MEMPHIS, TN – The financial fight between Memphis and the Memphis City Schools has been raging for months.
On Friday, July 29, 2011, former Memphis Mayor and former MCS Superintendent, Willie Herenton, took to the airwaves to offer his perspective on the whole mess.
Herenton was a guest on WLOK Radio as host Joe P. Washington asked, who's better to supply an insider’s opinion?
While trying to be diplomatic, Herenton didn’t pull any punches in explaining the current predicament.
“If you want to blame a particular political entity,” said Herenton, “that blame falls squarely on the shoulders of the Memphis City Council in 2008.”
So, what did the council do in 2008?
“They ignored my advice.” Herenton said.
That advice was to not withhold money from the schools. If you do, he advised the council, put the cash in escrow. Neither of those things happened.
“The council played a hand in 2008,” Herenton told abc24.com, “and they played the wrong hand and it backfired on them.”
All of which brings us to the situation between the city and the schools in 2011.
“We’re on the national agenda,” said Herenton. “It’s an embarrassment to even consider not opening our schools as planned.”
While he was on the air on WLOK, Herenton discussed where he thought the schools were headed in the future.
“If you think we’re having financial difficulties this year," he said, "you wait until next year. Next year is going to be catastrophic."
And while acknowledging the bad call in 2008, Herenton feels present city government carries a large part of the blame for the current problems.

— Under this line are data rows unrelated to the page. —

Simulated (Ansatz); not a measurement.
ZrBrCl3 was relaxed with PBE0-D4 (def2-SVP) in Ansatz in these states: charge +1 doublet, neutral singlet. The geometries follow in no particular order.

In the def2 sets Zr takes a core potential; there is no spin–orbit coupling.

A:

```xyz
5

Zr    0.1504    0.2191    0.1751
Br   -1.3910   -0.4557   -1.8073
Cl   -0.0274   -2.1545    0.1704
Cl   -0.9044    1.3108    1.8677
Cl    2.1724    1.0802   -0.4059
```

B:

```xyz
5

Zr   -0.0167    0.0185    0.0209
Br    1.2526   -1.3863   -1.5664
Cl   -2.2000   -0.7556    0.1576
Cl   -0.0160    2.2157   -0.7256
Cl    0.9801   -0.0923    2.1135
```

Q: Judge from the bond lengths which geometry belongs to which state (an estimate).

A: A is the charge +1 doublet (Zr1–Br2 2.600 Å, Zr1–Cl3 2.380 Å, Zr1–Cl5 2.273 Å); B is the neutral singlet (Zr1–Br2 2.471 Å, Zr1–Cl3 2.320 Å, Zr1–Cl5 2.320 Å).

“If I had been in the mayor’s office after the courts made a ruling," he said, "I would have abided by the ruling and paid the schools. So, I think clearly we have had an absence of leadership on this particular issue and the school board did precisely what they were forced to do.”
What school leaders felt they were forced to do was not to open the school doors until they got paid.
And the distractions just keep piling on for MCS students.
“Yes, there are distractions all the time,” MCS superintendent Kriner Cash said during a recent media briefing, “but what we can’t have is fiscal instability. We just can’t have it.”
So, where is all the money supposed to come from in order for city government to pay MCS? The city council and Mayor A C Wharton's administration are dipping into the city's rainy day fund.
“I think this is real dicey financial maneuvering,” said Herenton. “At the end of the day adequate funding for city schools is not there. It simply is not there.”
Herenton said when he left the mayor’s office there was $96 million in the city reserves. Now, there's about $72 million, with tens of millions earmarked for school payments and another $13 million expected to fund a new retirement program for Memphis sanitation workers.
Memphis' longest serving mayor says there are only so many ways you can slice the same pie.
Herenton does remain optimistic the Memphis City Council will do the right thing on Tuesday, August 1st and approve the MCS budget for the upcoming year.